For years, the school – which charged $2,800 per month for tuition – was also accused of forcing children into slave labor on the school's grounds and in the surrounding community.
In a class action lawsuit filed in 2003, former student Morgan Stuble claimed he didn't attend classes at the academy and instead was forced to work cleaning the school grounds, maintaining lawns, and doing construction work in private homes and a nearby farm.
Former Bethel cadets Allen Knoll and Dave Bowsher both told The U.S. Sun they, too, were subject to forced labor in the late-to-mid 1990s.
"I paved streets, I sanded a rusty dump truck for them, all while my parents were paying them thousands of dollars a month," said Bowsher, who claimed the labor was unpaid.
"They would put us on roofs and contract us out to farmers, picking pecans, building houses, paving roads and driveways, and charge those people while turning a profit."
In lawsuits, other students complained of being forced to work as overnight security for the school, catching any would-be runaways, among assuming other job roles without pay.
Life inside Bethel was brutal and at times terrifying, Bowsher and Knoll both said.
Daniel Edwards, who enrolled in Bethel in 1997 as a 14-year-old, agreed.
When cadets weren't forced to carry out exhausting physical exercises, or instructed to work without pay, they were allegedly being terrorized by staff and encouraged to physically assault one another.
The litany of allegations included beatings, locking kids nearly naked in isolation rooms, depriving them of food, sleep, water, and bathroom privileges, and training dogs to bite them in the crotch.
He also told the allegations laid out in the suit were "hogwash."
CLEARING THE AIR
In 2018, the pair began crowdfunding for a documentary about Bethel, which was eventually picked up by HBO.
The three-part documentary, Teen Torture Inc., aired on the streaming platform earlier this month, chronicling dozens of accounts of abuse at Bethel Boys Academy and other troubled teen facilities like it nationwide.

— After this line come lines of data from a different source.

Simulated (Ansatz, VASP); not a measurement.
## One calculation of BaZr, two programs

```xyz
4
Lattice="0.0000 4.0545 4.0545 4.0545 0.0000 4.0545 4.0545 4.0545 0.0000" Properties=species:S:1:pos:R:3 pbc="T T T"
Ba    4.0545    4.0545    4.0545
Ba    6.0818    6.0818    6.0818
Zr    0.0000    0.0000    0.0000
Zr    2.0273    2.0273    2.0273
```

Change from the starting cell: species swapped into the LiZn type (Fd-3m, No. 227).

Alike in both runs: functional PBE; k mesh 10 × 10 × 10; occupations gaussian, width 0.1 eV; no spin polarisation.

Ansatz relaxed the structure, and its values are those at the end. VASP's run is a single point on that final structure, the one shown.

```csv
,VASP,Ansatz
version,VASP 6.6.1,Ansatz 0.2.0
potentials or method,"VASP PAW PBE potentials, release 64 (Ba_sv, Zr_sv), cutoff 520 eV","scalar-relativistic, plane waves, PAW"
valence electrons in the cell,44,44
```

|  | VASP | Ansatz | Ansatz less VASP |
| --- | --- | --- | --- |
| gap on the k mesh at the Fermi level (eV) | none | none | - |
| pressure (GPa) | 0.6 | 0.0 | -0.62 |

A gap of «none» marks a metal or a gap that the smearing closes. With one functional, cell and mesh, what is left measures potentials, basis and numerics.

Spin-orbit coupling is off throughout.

It follows on from Paris Hilton's 2020 documentary, This is Paris, in which she detailed allegations of abuse during her time at Provo Canyon, a Utah-based troubled teen boarding school.
In March of this year, Netflix also released its immensely popular docuseries, The Program: Cons, Cults and Kidnapping, chronicling allegations of abuse at New York's since-shuttered troubled teen school, Academy at Ivy Ridge.
Knoll and Bowsher said they hope their series helps to bring sweeping reform to the troubled teen industry to help protect future generations of children from being exposed to the same horrors they witnessed and endured.
"I don't have a time machine, so I can't change what we went through, I have to deal with it," said Knoll.
"But what we can do is make a difference with political change."
The two men say they also hope the docuseries brings peace and relief to others like them who suffered for years in silence.
Bowsher shared, "The biggest validating thing we've had in this whole process is to see these people that haven't been believed for so long and have had so much trauma in their lives finally get love and validation from the people they love and from those that once didn't believe them.
"It's great to have the truth come out and come together as a large voice to be heard and to be validated as a whole, that what we went through was real and we're not liars.
"Because often that's the narrative that gets spun, that when these kids get out and try to share what happened to them, they are called liars because they're 'bad kids' and 'troublemakers'.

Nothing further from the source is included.